I am aware of this question. But check the code(minimal-working example) below:
import dask.dataframe as dd
import pandas as pd
# intialise data of lists.
data = {'Name': ['Tom', 'nick', 'krish', 'jack'], 'Age': [20, 21, 19, 18]}
# Create DataFrame
df = pd.DataFrame(data)
dask_df = dd.from_pandas(df, npartitions=1)
categoric_df = dask_df.select_dtypes(include="category")
When I try to print the categoric_df
I get the following error:
ValueError: No objects to concatenate
And when I check the categoric_df
from PyCharm debugger:
Unable to get repr for <class 'dask.dataframe.core.DataFrame'>
With these errors, I can build a try/except block to check if the dataframe is empty or not. But I don't want to use this approach since it is not guaranteed to work all the time and try/except slows down the code.
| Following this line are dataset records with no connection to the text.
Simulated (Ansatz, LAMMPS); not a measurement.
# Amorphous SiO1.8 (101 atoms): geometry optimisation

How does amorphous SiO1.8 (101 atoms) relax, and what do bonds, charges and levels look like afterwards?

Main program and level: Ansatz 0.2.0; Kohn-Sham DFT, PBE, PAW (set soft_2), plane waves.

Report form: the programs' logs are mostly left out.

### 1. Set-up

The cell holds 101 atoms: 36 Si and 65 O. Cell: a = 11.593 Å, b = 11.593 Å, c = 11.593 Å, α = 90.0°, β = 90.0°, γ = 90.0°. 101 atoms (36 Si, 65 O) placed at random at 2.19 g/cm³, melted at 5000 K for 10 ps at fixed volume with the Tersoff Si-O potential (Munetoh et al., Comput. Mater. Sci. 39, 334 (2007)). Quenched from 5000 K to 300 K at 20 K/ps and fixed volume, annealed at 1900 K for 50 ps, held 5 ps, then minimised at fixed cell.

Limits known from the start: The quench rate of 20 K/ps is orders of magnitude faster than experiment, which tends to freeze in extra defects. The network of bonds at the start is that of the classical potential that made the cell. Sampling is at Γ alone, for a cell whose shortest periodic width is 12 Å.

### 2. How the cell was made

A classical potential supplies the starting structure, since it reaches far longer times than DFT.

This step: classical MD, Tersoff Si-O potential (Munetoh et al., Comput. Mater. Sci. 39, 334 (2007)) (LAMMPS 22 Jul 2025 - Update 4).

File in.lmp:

And when I try to print computed categoric_df
it looks like this:
>>>print(categoric_df.compute())
Empty DataFrame
Columns: []
Index: [0, 1, 2, 3]
In summary: Here if I select the non-existing dypes and create a dask.DataFrame from it, I get a dask.DataFrame
which at first glance doesn't seem empty if I use len()
function.
>>>print(len(categoric_df))
4
>>>print(len(categoric_df.compute())
4
>>>print(categoric_df.compute().empty)
True
Is there a way to check if the categoric_df
is empty or not without computing it? (I want it to stay lazily evaluated.)
UPDATE:
print(len(categoric_df.columns))
is returning0
. This can be used for figuring out if the dataframe is empty or not. But is this viable? I am not sure.